Tom Teepen/Times Union | October 29 2005

Something has apparently agitated our nation's nasty gene, and we're off on a toot demanding free range for some of our ugliest impulses. Take two as examples:

The vice president of the United States is pushing Congress to adopt prisoner torture as avowed U.S. policy, and there's an effort afoot in the House to expand the number of, as capital punishment lingo puts it, "death-eligible" crimes and give prosecutors a second whack if the trial jury won't approve execution.

The inspiration for such resorts to extremism is presumably again 9/11, which has come to serve as the all-embracing excuse for giving up any of our civilized ways that one or another politician can defame as pattycake.

The United States already has been caught abusing prisoners, even unto death, in military prisons in Afghanistan, Iraq and at Guantanamo Bay. In addition, we've been kidnapping suspects and whisking them secretly to countries who are happy, for a price, to torture them on our behalf. And the CIA is holding an unknown number of unreported prisoners in an unknown number of secret prisons around the world and is doing who knows what to them, all of that in plain violation of the Geneva Conventions, the U.N. Convention Against Torture, U.S. law and an honorable and proud history of American military practice.

The odor from these abuses has become so rank that 89 senators recently joined Sen. John McCain, R-Ariz., in passing legislation directly forbidding "cruel, inhuman and degrading" treatment of U.S. prisoners.

Which in turn frightened Vice President Dick Cheney into lobbying Congress to enact an option for the CIA to torture foreign prisoners held overseas, making those secret prisons the official torture chambers.

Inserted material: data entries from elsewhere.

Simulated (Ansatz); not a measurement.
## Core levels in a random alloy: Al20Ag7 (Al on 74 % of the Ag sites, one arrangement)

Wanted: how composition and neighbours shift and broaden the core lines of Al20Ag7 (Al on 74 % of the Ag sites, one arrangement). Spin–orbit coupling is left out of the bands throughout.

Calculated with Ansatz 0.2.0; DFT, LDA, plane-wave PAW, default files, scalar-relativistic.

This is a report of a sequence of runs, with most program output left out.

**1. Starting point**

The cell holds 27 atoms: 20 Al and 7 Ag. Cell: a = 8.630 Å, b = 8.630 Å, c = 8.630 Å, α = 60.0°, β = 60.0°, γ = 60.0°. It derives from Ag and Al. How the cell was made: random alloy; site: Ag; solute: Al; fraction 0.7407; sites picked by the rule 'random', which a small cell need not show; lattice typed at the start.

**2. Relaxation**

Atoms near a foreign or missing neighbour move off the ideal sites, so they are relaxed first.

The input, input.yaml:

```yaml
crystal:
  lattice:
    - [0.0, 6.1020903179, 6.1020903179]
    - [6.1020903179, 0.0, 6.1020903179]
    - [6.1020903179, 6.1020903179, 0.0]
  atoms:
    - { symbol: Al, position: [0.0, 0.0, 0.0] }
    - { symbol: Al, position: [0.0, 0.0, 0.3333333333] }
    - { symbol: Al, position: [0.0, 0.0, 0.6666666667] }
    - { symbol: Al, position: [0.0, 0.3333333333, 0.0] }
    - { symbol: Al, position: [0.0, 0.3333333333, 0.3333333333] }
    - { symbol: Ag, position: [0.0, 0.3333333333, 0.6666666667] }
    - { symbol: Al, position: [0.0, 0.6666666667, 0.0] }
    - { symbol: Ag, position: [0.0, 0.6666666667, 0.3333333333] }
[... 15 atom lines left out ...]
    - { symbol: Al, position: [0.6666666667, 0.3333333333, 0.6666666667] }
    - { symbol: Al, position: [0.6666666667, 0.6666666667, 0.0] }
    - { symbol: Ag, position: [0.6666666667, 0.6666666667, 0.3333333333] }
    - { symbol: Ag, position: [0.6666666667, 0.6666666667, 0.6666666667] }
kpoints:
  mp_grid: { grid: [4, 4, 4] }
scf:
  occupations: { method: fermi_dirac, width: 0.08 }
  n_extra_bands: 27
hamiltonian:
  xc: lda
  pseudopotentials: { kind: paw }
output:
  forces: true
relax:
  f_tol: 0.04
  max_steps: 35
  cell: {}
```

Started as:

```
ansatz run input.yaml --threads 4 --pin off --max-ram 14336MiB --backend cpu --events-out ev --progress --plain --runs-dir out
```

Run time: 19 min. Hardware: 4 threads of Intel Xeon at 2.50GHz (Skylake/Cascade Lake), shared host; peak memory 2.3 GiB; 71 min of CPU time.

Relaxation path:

To add to the mayhem, the House is contemplating a law that would add 41 crimes to the 20 terrorism-related offenses currently eligible for federal death sentences. And, in a new twist, prosecutors could impanel a second jury if the first deadlocks over execution, a situation that now automatically invokes life imprisonment.

This boom in death was adopted on a voice vote -- and without hearings or debate -- as an add-on to the renewal of the Patriot Act, which itself short-circuits a number of traditional American civil liberties in panicky overreaction to terrorism.